Speech by Parliamentary Opposition Leader, DAP Secretary-General and MP for Tanjung, Lim Kit Siang, at a meeting of the DAP Parliamentary Group on Chinese Education, Language and Culture held at Parliament House on Tuesday, 13.10.1987 at 3.30 p.m.
Call on MCA, Gerakan, MIC, SUPP and PBS Ministers to table a joint motion in tomorrow Cabinet meeting to transfer out non-Chinese educated teachers who had been promoted to Chinese primary schools to resolve the educational crisis
The country is on the threshold of a grave national educational crisis, with Chinese primary schools affected by the transfer and promotion of non-Chinese educated to begin a three-day school boycott on Thursday if this issue is not resolved by Wednesday tomorrow. If the three-day school boycott by the affected schools is not effective, then it is likely to be followed by a nation-wide boycott of the 1,000 Chinese primary schools in the country.
Tomorrow’s Cabinet meeting is therefore crucial in averting this educational crisis. I call on MCA, Gerakan, SUPP and PBS Minister to table a joint motion in tomorrow’s Cabinet meeting to transfer out non-Chinese educated teachers who had been promoted to Chinese primary schools to resolve the educational crisis.
The demand of the parents and Boards of Managements of Chinese primary schools is a fair, just, lawful and constitutional one – to preserve the status quo of the Chinese primary schools as had been the position in the last 26 years since the 1961 Education Act, with the character and identity intact.
The Barisan Nasional had itself made this pledge in the 1986 general elections manifesto, and the Cabinet would only to fulfilling and honouring its election promise if it decides tomorrow to transfer out the non-Chinese educated teachers from Chinese primary schools to national primary or secondly schools on promotion.
The Barisan Nasional Government must take immediate steps to avert the educational crisis, as MCA and Gerakan Ministers have openly agreed that the Education Ministry’s transfer and promotion exercise would affect the character of Chinese primary schools.
There is in fact 100% unanimity in the Chinese community and political parties with Malaysian Chinese membership that the transfer and promotion exercise threaten the character of Chinese primary schools, and the government must respect this view. Who else is the best judge on the issue of character of Chinese primary schools then the Chinese community and the political parties having Malaysian Chinese membership?
In the general elections, the Prime Minister, Datuk Seri Dr. Mahathir Mohamed, said that he would not listen to the DAP and Opposition however loud we shout, but would heed the whisper of MCA, Gerakan and other component parties of Barisan Nasional.

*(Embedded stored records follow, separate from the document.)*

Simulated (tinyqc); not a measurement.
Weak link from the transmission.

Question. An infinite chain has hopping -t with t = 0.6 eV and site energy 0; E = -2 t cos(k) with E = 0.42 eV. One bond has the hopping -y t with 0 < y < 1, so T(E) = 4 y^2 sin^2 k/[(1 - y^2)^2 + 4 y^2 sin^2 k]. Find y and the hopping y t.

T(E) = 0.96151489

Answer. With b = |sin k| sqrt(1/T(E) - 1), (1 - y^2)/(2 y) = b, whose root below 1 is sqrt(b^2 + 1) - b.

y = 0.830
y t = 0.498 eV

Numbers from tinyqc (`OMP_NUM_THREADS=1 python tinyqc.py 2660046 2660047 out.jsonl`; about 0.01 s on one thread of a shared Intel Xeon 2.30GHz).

I do not know whether MCA and Gerakan had been “whispering” to the Prime Minister that the transfer and promotion of non-Chinese educated teachers to Chinese primary schools as assistant headmasters and senior assistants would endanger the character of Chinese primary schools, but they are now shouting loudly, at their own functions and also at the Tien Hou Temple mass protest meeting of Chinese organisations and political parties in Kuala Lumpur on Sunday. Even if the Prime Minister and the Cabinet does not want to hear the ‘shouts’ of DAP, how can they ignore the ‘shouts’ of MCA and Gerakan?
DAP MPs will be assigned to visit the affected Chinese primary schools during the three-day school boycott. I will start with the Masjid Tanah Chinese Primary School on Thursday morning, before visiting the other schools.